When you have decided to get a divorce, then many agreements with your spouse will need to be made in the coming months. The critical issues include child support, child custody, spousal support, and property division. However, the most crucial decisions involve what is in the best interest of your children.
In the middle of all these decisions, we are sometimes asked about making major purchases before a divorce has been finalized. There is no argument that the divorce process usually is stressful. Your life is changing. You will have to adjust to a new way of living. You are rightly concerned about the impact on your kids.
Everyone deals with stress in different ways. Some spouses are tempted to treat themselves to a brand new car to feel better and start a new life. In some cases, they don't want to drive around in the exact vehicle while they were married, as it's a daily reminder of a failed marriage.
Before you decide to buy a new car, you need to stop and consider some essential facts. If you make a significant purchase before your divorce has been finalized, you have just made the divorce more complex. Why? You are still legally married, and your ex-spouse is entitled to a 50% split of all the community property. In other words, they can get half of whatever you just purchased, including a new vehicle.

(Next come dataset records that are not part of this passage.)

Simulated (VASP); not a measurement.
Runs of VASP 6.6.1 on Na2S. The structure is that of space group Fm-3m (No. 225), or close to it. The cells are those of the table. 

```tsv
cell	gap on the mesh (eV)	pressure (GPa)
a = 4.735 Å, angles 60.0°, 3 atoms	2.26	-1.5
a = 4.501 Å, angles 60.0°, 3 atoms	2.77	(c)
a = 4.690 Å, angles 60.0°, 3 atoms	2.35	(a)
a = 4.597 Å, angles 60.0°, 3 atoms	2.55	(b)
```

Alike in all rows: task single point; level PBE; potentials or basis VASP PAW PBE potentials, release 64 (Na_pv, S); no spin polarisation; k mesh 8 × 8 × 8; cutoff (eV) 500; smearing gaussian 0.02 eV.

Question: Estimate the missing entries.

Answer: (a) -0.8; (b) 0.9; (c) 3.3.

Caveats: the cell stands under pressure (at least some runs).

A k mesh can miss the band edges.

To keep your California divorce as simple as possible, you should refrain from making any major purchases while you are in the middle of getting the divorce finalized. You need to understand the difference between community and separate property laws. Our California divorce and family law attorneys will explain this topic in more detail below.
What Are the Community Property Divorce Laws in California?
California is a community property state, meaning the family law court will consider all income, assets, and debts of each spouse during the marriage to be part of the community.
Community property should not be confused with separate property, which includes gifts or inheritances of one spouse and any property each spouse owned separately before the marriage. Community property laws apply regardless of which spouse's name is on a title.
Unless spouse's signed a prenuptial agreement or another written agreement that modifies the traditional rules of community property division, the California family law courts will split community property right down the middle. Simply put, 50% will go to one spouse and 50% to the other. This equal split not only includes a new car but also assets within a:
- bank account,
- retirement account,
- investment account,
- savings account,
- stocks and bonds, and
- anything else that belongs to both spouses.
What is community or separate property can get confusing in certain situations. This is especially true when one spouse makes a large purchase after separation but before divorce finalization.
What About That New Car?
Sometimes in the middle of a divorce, your car might break down, or you are just sick of looking at it because it reminds you of your ex-spouse. You want to start over. You have a burning desire to go out and buy a new vehicle. You want this car badly, so you ask yourself:
- Can you do that in the middle of a divorce?
- Can you take out a car loan before the divorce is legally over?
- If I do this, then is it considered marital property?
- Do I have to tell my spouse I bought a new car?
While seeking an answer to these questions, you need to go back and gain a better understanding of California's divorce laws, specifically on community property that was discussed above. In other words, until you are legally divorced, you are still legally married.
Anything acquired during the marriage is deemed marital property that has to be divided 50/50 at the time of the divorce. But, I like that new car and want it now. Can't I buy it and not let my spouse know about it? Sure, but you are risking having the split the value of the new vehicle with your spouse if they find out, especially if you are not on friendly terms and have a vindictive spouse.
So, while technically, you could buy a new car or a much better-used car in the middle of the divorce, your spouse has a legal 50% claim on the car's total value if there is any equity in the vehicle. Further, you can't incur new debt against your spouse's credit without their consent.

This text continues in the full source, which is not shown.